When fuel becomes more expensive, these assumptions need to be checked again.

It may turn out that some customers are profitable only because the cost of travel had previously been ignored. Some routes make sense only with a higher order volume. Some small deliveries no longer defend themselves without a minimum order value. Some field services require a change in rate, a surcharge or different visit planning.

This does not mean that the company must immediately pass every cost on to the customer. It does mean, however, that it should know where transport really affects the result. Otherwise, it is easy to make decisions based on turnover rather than real profitability. If such signals appear more often, it is worth looking at the company’s financial condition more broadly than through the account balance alone, because revenue alone does not show which jobs actually strengthen the business.

When does more expensive fuel start to affect liquidity?

The impact of fuel on liquidity does not always appear on the day of the first more expensive refuelling. It is often visible only after some time, when higher costs begin to accumulate in the company’s everyday operations.

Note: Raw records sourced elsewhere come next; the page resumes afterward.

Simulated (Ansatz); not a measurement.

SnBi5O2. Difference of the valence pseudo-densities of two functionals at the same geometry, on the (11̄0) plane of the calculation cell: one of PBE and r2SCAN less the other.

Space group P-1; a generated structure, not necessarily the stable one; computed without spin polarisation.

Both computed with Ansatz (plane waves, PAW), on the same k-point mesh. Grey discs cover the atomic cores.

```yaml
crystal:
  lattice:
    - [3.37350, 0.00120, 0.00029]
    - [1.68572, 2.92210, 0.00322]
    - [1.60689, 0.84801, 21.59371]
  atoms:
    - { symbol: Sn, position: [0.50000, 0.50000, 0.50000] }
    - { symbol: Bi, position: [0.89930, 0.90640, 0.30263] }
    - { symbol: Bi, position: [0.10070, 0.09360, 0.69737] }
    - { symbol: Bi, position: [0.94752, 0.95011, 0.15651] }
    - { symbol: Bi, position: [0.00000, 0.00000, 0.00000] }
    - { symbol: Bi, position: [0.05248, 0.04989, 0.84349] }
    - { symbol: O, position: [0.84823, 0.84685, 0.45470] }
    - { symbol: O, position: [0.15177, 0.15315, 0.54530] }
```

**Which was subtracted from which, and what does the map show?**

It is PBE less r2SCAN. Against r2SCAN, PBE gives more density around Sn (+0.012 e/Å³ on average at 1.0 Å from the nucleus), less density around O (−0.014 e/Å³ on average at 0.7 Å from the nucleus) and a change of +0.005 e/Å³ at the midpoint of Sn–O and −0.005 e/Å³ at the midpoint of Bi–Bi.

The company has to finance travel, deliveries, service work, logistics and people on an ongoing basis. If customers pay later, while suppliers or subcontractors expect faster settlements, the cash gap may widen. The cost of transport leaves the company immediately, but the money from the order comes back only after some time.

This mechanism is clearly visible in companies that carry out many jobs with deferred payment terms. Each job requires fuel, labour and organisation before the customer pays. If the cost of fuel rises, the company has to commit more cash to maintain the same level of activity.

That is why more expensive fuel can be not only a margin problem, but also a cash flow rhythm problem. The company still has sales, still has customers and still fulfils orders, but it needs more money earlier to keep day-to-day operations running.

What can a company do before raising prices?

A price increase is not always the first and only solution. Before changing its price list, a company should understand where fuel is really changing the result. Sometimes the problem does not affect all sales, but selected routes, small orders, low-margin services or customers who generate a lot of travel with limited cooperation value.

Only then can the company decide whether it needs a price change, a transport surcharge, a minimum order value, a different delivery schedule, better route consolidation or renegotiated subcontractor terms.

In some companies, the biggest effect will not come from a price increase itself, but from a change in organisation. Less frequent but better planned deliveries. Fewer empty trips. Combined service visits. Different rules for free delivery. A clear distinction between services where travel is part of the price and those where it should be charged separately.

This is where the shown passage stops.